If you're making a story with a fantasy theme, you got to weave story and setting together unless your ego is as big as Star Wars.

The animation is not my concern, but it's the choreography and combat which I abhor. Emotionally, it's awesome; logically, it's terrible. In one scene, the guards that tried to defeat Cinder, an antagonist with pop culture's influence (what sane mind have blade bigger than the grip - two of them!), don't bother to use guns as if it takes 30 seconds to reload one shot (would it also make sense to have machines protecting the database since RWBY's technological knowledge is advanced?). And in another, it takes trial and error to defeat a mech because the RWBY gang never bother to organize their tactics on defeating a huge creature EVEN THOUGHT they are train to kill monsters as fast as possible (else they might run away or something).

And last but not least: individualism. My personal/gestalt philosophy doesn't emphasize individuals because I also focus on community. It's very distracting when the RWBY gang is not wearing student uniform in class. It doesn't show rebellion, it shows laziness when considering the interaction between community and individuals. Weiss is interesting with her inner conflicts on helping her people's ambiguous protests (The furries don't tell us what they want. They don't want to be second-class citizens? What factors are making them so?), but she can't be the only character that is being shaped by community. Ruby being a hunter? More like a person that is going to be in a political environment.

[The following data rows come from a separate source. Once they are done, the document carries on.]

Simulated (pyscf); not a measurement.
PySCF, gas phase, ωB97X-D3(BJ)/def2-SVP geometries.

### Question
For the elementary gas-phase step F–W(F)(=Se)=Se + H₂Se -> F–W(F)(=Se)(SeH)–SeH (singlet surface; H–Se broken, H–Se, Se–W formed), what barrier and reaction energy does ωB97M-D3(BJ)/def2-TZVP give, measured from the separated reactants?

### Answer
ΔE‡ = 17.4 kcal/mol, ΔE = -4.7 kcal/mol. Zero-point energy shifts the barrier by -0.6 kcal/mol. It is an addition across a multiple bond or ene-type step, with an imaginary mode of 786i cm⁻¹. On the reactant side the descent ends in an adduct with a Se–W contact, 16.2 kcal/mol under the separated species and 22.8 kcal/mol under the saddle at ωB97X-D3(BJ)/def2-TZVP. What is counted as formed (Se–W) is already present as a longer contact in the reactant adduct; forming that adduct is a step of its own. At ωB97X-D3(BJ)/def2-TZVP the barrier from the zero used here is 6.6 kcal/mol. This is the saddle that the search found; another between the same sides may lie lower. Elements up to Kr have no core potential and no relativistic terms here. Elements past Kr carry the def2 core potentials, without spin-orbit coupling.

That's my review of RWBY so far.

omegafire17 Since: Apr, 2010
09/21/2014 00:00:00

Trial-and-error on the mecha? Did you not see the full-team tactics Ruby was calling out (and which were clearly known to the team beforehand offscreen)? Full-team tactics that steadily tore it apart systematically? Then laziness for a flexible class schedule that usually involves physical fighting on a semi-regular basis? For that, they can't always be in uniform; they need their combat clothes and weapons, which are stored in their lockers. Clearly it's officially allowed, because no teacher has called out a student for doing otherwise.

Plus, regarding the World of Remnant segments, Vol. 1 was mostly 5-7 min stretches, and now after some lead time, Vol. is 12+ mins... but with 12-16 episodes per Vol, they still can't fit a whole world's characterization into there. Weaving it in would only slow the plot down, and plus, RWBY is still building upon a lot of it's base elements.

And as far as the first combat example; RWBY's physics and weapon designs are not ours, so we can't apply ours' to those blades. Plus, in any event, the soldiers were surprised, moving instinctively - it's ALL too easy to forget you have guns. But considering this is Cinder, it wouldn't have made a difference anyway, considering even students can deflect gunfire.

FullBlast Since: Sep, 2013
11/14/2014 00:00:00

Props to you man on this review. I hadn't even considered the lack of the political culture and missing Culture overall. This'll definitely be something I'll be keeping in mind

I love being irrefutable
Tomwithnonumbers Since: Dec, 2010
11/14/2014 00:00:00

I agree that the world-building so far in RWBY has kind of sucked, and to it's detriment because clearly a lot of the plot and characterisation is going to be meant to turn on it. It's why I really liked the episodes where they were exploring the ruined city, because it was really the first time they'd established what kind of world they were in and the way the environment influenced people.

World of Remnants sucks and the reason it sucks is it's not their attempt to do worldbuilding. They're there because they need something cheap and quick that can fill a few weeks so that they can finish the animation. And because they clearly want to reveal this information in the story, they hold it all back in Wo R. So we have five minute info dumps that deliberately try to avoid dumping info -_-. I'm really hoping they fix that up next season as quickly as they finish everything else.

I utterly disagree on the combat and uniforms though. It feels like a big case of not getting it. The whole point of RWBY is taking style over substance to it's wonderful extreme, it's about the emotion and the beauty and the feeling. Whats the point of letting that be constrained by other needs when it's the reason the show exists? There are plenty of other places you can go for logically consistent fights, but there are few places you can see a girl firing a sniper rifle behind her to make her go faster before she transforms it into a scythe to slice the head of a monster and then land behind it with literal frigging rose petals streaming out of her cape.

Lunacorva Since: Mar, 2011
11/18/2014 00:00:00

I would not consider the World of Remnant videos to be an example of laziness, but a result of time constraints. Remember, each season is only about Two hours long. That means they need to focus on the most important aspects of plot and character development. They made the world of Remnat videos because they didn't have the time to fit them into the season itself.

As for the combat. Cinder was already in melee range when the fight started (remember she was the one who initiated combat by charging them). And as any one with even a minute degree of tactical knowledge knows, shooting at someone engaged in close quarters with your friend is a VERY bad idea. Especially since Aura users like Cinder have been shown moving at Mach 49 speeds (much faster than a bullet).

As for the fight against the Atlas Mech, I refer you to Mr Omegafire's review above.